This is known as a complete graph on 5 vertices (denoted K_5). Next step is we colour an edge red to denote that the two people it connects are strangers and blue if they are friends.

A specific case of such an arrangement is known as an edge colouring.

If three people mutually know each other (or don’t know each other resp.) then we are looking for a triangle of edges that are all the same colour.

Here we see that the people A, B, E form a red triangle and so are all mutual strangers. Similarly, C, D, E form a blue triangle and so all know each other.

This triangle is known as a 3-clique (3 because there are 3 vertices)and more generally is a subset of a graph where each vertex is connected to each other.

The problem can now fully be restated into a mathematical one:

What is the smallest integer N such that the complete graph K_N is guaranteed to either have a red 3-clique or blue 3-clique?
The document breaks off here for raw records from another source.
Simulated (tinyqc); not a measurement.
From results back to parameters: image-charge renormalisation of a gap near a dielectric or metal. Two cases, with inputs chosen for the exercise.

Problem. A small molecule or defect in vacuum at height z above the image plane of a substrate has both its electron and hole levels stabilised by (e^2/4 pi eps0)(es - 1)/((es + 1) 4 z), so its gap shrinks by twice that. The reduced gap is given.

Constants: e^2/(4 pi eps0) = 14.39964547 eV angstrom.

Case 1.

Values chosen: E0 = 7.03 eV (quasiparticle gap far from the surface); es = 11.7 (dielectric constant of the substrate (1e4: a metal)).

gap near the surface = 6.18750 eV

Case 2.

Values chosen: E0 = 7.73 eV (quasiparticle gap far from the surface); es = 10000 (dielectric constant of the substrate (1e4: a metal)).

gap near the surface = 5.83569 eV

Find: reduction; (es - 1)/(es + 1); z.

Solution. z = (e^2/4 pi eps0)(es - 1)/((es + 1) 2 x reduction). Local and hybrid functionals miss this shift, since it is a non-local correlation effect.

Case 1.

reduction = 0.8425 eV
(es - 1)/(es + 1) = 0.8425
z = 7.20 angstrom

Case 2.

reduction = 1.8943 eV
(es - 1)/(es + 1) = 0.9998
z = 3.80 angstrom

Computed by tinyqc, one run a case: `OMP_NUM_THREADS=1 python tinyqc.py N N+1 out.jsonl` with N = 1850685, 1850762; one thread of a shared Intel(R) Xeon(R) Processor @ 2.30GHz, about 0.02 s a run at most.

To answer, firstly we must show that 5 vertices (people) are insufficient. This is easily done by counter example:

This is an example of a coloured K_5 that has no monochromatic 3-cliques.

Ok so five doesn’t work. Consider now K_6:

In essence we want to attempt to construct a graph without a monochromatic 3-clique. If we can’t then that must mean that all edge colourings of K_6 satisfy the conditions.

Choose an arbitrary vertex (for simplicity, choose A) and consider its edges to the five other vertices, then by the good old Pigeon Hole Principle, you are guaranteed that there are at least three edges of the same colour.

Without loss of generality, let us say that there are (at least) 3 blue edges.

Now we look at how the other 3 edges connecting B, C, D can be drawn and attempt to draw them such that there is no 3-clique.

Firstly, the edge between B and C cannot be blue or else the clique A, B, C will all be blue. Similarly for the edges between C, D and B, D.

This forces us to colour all three of those edges red. But hang on! Three red edges sounds very much like a red 3-clique. Indeed we have been forced to construct a red 3-clique.

Therefore, any complete graph on six vertices must contain at least one monochromatic 3-clique.

Q.E.D

Notice that I have been very careful in saying 3-clique. This is because (as all of mathematics) it can be generalised:

We define the Ramsey number R(m,n) as being the minimum number of vertices (R) such that the complete graph on R vertices is guaranteed to have either a red m-clique or a blue n-clique.

It is trivial to see that R(m,n) = R(n,m) and slightly less trivial (but still quite easy) to see that R(m,2)=m.

Other than this, some values for low numbers are known (R(4,4) = 18, R(4,5) = 25) and a few interesting bounds can be made. And that is it.

Very little is known for higher numbers. We know R(5,5) is bounded between 43 and 49.

This may seem astounding — 49 after all is not that big a number, why can’t we just use computers to brute force it?

Numbers in this field grow quickly: suppose we just want to computationally verify a lower bound. So we are considering a complete graph on 43 vertices, this gives 903 edges (43 choose 2), each edge can be coloured in 2 different ways (red or blue) giving approximately 10²⁷² different graphs to verify…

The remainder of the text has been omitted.